First, they've recalled a slew of Guard and Reserves, and this uproots their lives, often causes them to suffer serious pay cuts (the foreman making sixty grand a year is activated to a junior enlisted job where he's pulling down thirty, for example), there are expenses attendant with going "active" (need that full seabag full of clothes that actually fit, and so forth) and then there's the expense of being separated (computer access, phone cards, mail, care packages back and forth) that aren't covered by FSA (family separation allowance). Your pay is tax free while you are in the sandbox, but even at that, it's not always sufficient to compensate for the loss of civilian pay, and more so if you had a little business going on the side, like some folks do for a bit of extra money.

I know they aren't caring as much about homebasing now amongst the active forces, so they don't have the assurances they had in the old days, unless the servicemember is willing to take some arduous duty back-to-back or sea duty extensions in places like Norfolk, for example.

It's just a case of "we've got billets/we don't have bodies" because the Services have been stretched like crazy. They plug the most important billets with what bodies they have, and the servicemember's family needs take second place to "mission requirements." There's no wiggle room to care about the families as much, nowadays.

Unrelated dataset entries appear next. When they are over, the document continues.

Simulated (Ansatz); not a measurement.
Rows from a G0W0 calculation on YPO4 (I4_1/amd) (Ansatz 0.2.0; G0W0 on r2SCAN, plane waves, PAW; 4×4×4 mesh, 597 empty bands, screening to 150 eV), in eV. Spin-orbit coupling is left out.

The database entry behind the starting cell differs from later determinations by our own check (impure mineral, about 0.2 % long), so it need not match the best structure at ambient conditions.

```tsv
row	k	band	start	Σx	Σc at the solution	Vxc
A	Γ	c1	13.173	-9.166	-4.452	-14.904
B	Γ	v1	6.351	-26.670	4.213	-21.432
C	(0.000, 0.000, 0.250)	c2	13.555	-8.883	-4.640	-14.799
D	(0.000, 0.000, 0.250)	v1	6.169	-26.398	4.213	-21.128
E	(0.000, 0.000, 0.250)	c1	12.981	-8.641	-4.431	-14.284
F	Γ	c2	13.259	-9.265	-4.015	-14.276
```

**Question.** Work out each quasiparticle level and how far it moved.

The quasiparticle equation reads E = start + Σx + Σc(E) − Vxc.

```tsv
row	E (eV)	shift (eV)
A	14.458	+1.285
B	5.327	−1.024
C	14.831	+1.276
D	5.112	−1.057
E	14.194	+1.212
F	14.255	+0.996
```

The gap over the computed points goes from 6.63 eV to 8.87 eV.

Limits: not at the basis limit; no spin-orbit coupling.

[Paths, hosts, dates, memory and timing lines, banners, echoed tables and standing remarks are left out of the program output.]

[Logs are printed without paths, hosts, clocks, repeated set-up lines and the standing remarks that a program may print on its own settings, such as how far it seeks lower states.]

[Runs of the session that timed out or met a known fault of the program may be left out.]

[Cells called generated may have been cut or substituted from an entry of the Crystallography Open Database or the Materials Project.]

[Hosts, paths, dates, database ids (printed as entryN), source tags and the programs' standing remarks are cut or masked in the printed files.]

The USAF and USN are dealing with 'gapped' billets in a major way, and they are having to trim mission to mitigate this fact (you have a job for a person on the base, but you don't get a body to fill the job, because there aren't enough people to go around--so someone else has to do TWO jobs, or you just don't do that work anymore!). Those two branches are also sending people, quietly, to Eye-Rack and Afghanistan, mostly to fulfill security police-type billets, and they just aren't trained for that type of work. The billet says MAA/SP, but the duty is infantry.

It's a mess.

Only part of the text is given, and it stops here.